One of my favorite parts of writing for Modern Reston has been the opportunities to meet fascinating people in this community. Dancer Shu-Chen Cuff is one of those people.
As I was looking through the schedule for this weekend’s Northern Virginia Fine Arts Festival at Reston Town Center, I learned that it will include dance performances as well as visual arts. One of the scheduled dance groups is Gin Dance Company, a modern dance company with a contemporary ballet style that is influenced by East Asian traditional dance.
Gin Dance Company’s performance at the Fine Arts Festival will take place in front of the new stick sculpture by Patrick Dougherty in Town Square Park. It will be a theatrical performance called “Six Degrees,” inspired by the sculpture itself. Artistic director and choreographer Shu-Chen Cuff described the performance:
“The Dougherty sculpture is comprised of individual saplings intertwining with each other to give shape and form to an overall structure, bringing a level of meaning and purpose that any one sapling could never have done on its own.
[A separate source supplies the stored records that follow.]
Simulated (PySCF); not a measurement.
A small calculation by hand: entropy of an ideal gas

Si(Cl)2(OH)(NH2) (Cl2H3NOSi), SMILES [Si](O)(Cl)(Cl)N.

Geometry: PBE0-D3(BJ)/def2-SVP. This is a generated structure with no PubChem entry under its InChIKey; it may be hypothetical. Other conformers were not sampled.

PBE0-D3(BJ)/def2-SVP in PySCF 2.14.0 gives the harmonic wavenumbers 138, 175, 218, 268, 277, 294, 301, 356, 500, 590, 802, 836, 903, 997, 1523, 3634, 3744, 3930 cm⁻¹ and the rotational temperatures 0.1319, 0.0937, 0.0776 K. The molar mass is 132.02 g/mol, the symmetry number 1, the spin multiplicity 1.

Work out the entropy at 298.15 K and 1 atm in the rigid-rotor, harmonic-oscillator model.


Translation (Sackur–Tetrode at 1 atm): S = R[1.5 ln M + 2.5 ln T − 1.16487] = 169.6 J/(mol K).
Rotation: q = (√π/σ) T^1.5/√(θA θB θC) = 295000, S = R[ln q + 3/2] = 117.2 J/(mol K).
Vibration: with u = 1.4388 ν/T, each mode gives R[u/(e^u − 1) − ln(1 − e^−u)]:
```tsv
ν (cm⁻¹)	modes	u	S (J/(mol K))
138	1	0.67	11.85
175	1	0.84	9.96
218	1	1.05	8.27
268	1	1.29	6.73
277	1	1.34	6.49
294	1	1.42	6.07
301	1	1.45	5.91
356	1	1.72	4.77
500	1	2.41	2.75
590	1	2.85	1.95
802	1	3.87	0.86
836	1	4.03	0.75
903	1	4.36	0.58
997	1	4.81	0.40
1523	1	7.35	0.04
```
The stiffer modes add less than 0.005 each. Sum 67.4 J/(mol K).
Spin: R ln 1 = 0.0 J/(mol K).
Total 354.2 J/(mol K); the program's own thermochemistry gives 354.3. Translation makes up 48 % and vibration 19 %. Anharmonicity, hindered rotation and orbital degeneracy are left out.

I explore through my choreography of “Six Degrees” how we, as individuals, intertwine our lives with those around us, and they with those around them, and so on until we form a network that gives meaning, structure and purpose that any one individual could never have accomplished on their own.”
I was curious to learn more about “Six Degrees” and Gin Dance Company, so I met with Shu-Chen Cuff to chat over coffee. I enjoyed hearing about the upcoming dance performance, but I was particularly fascinated by Shu-Chen’s tales of dedication, courage, and optimism. I asked if I could share the story of her path from Taiwan to Reston in search of a dream. Her story inspired me. I hope you will enjoy it, too.
Shu-Chen carries an exuberant grace about her; her optimism and energy are contagious and uplifting. I can see why she is someone who managed to make her childhood dreams come true.
She was born in Kaohsiung, Taiwan. Back then she was named Shu-Gin Chen. A mistranslation of her name at U.S. immigration later led to her first name being changed to Shu-Chen Chen. She decided she liked the Americanized version of her name, and decided to keep it. She later married an American and added the surname Cuff. She chose to keep “Gin” by eventually giving that name to her dance company. “Gin” means “real,” “truthful,” and “sincere.”
She grinned as she told me that she’s always been a natural performer, wanting to be on stage and entertain at any opportunity. In elementary school, she was invited to take a formal dance class with a friend. Her father discouraged her from studying dance, and did not approve of the class. Young Shu-Gin decided to enroll in the class anyway. Without her parents’ support, she didn’t have the money or supplies for the class, so she danced in street clothes without tuition. She really wanted it, and was courageous enough to do it on her own.
Finally her dad came to see her perform in class, and was moved by her talent and determination. He changed his mind and decided to encourage her love of dance. He paid the dance school tuition, and supported her the rest of the way.
In high school in Taiwan, Shu-Gin was given an American dance magazine, and was exposed to Western style dance for the first time. She was spellbound by ballet, pointe, and modern dance. At this point, she had spent many years studying Taiwanese dance, which is rooted in more traditional Eastern styles of movement. She learned more about dance in America, and was intrigued.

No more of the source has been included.